/SENTRY-toy

SENTRY PyTorch implementation with 2D toy example

Primary LanguagePython

SENTRY PyTorch implementation with 2D toy example under label distribution shift (LDS)

Python 3.10+ PyTorch torchvision

SENTRY standsfor Selective ENTRopY Optimization via Committee Consistency for Unsupervised Domain Adaptation. It attempts to achieve domain adaptation under label distribution shift (LDS). SENTRY was introduced in this paper:

@InProceedings{Prabhu_2021_ICCV,
    author    = {Prabhu, Viraj and Khare, Shivam and Kartik, Deeksha and Hoffman, Judy},
    title     = {SENTRY: Selective Entropy Optimization via Committee Consistency for Unsupervised Domain Adaptation},
    booktitle = {Proceedings of the IEEE/CVF International Conference on Computer Vision (ICCV)},
    year      = {2021},
    pages     = {8558-8567}
}

This SENTRY implementation uses a 2D toy dataset under label distribution shift (LDS). We used built-in plots that help to visualize how the SENTRY algorithm is learning the new features.

2D dataset under label distribution shift (LDS)

The code starts by retrieving source dataset from data folder. Then it performs a rotation (domain shift) on a copy of the dataset. The rotated dataset is the target dataset, with unbalanced label distribution. Here is a visualization of source and target datasets:

Domain adaptation

The domain adaptation takes place in core.train_tgt function. SENTRY attempt to minimize three loss functions:

  • loss_CE cross-entropy loss with respect to source ground-truth labels.
  • loss_IE information-entropy loss computed over classes predicted by the model for the last-Q target instances
  • loss_SENTRY selective entropy optimization:
    • minimizing predictive entropy with respect to the current target sample and one of its consistent versions.
    • maxiimizing predictive entropy with respect to the current target sample and one of its inconsistent versions.
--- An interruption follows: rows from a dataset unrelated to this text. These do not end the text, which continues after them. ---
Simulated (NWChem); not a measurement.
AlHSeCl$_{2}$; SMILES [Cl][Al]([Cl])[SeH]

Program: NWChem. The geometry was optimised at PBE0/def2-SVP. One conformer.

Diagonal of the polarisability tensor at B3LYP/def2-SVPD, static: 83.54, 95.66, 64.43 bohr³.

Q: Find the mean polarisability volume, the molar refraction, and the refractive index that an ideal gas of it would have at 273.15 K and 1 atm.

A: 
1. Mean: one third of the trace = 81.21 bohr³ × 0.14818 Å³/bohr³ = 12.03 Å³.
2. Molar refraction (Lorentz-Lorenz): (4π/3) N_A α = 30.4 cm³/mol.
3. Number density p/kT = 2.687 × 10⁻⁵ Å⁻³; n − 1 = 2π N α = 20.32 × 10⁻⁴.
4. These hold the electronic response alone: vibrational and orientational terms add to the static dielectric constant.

Consistent and inconsistent versions of the target sample

The original paper used RandAugment to compute augmented versions of the current target sample. Since we're using 2D points, we cannot use image transformations in RandAugment. Therefore, we used k-nearest neighbor to find the nearest k points to the current target sample. We set k=7.

The goal is to train the feature_extractor to learn features for both source and target smaples. Here is the feature_extractor performance on source samples:

Avg Loss = 0.39374, Avg Accuracy = 90.500000%, ARI = 0.65438

Now, we used the same feature_extractor to classify target samples. Note that we still did not perform domain adaptation:

Avg Loss = 0.50390, Avg Accuracy = 83.333333%, ARI = 0.40878

After performing domain adaptation in core.train_tgt function, we can use the feature_extractor to classify target samples:

Avg Loss = 0.20647, Avg Accuracy = 90.833333%, ARI = 0.60555

Code acknowledgement

I reused some code from the original repository provided by the authors.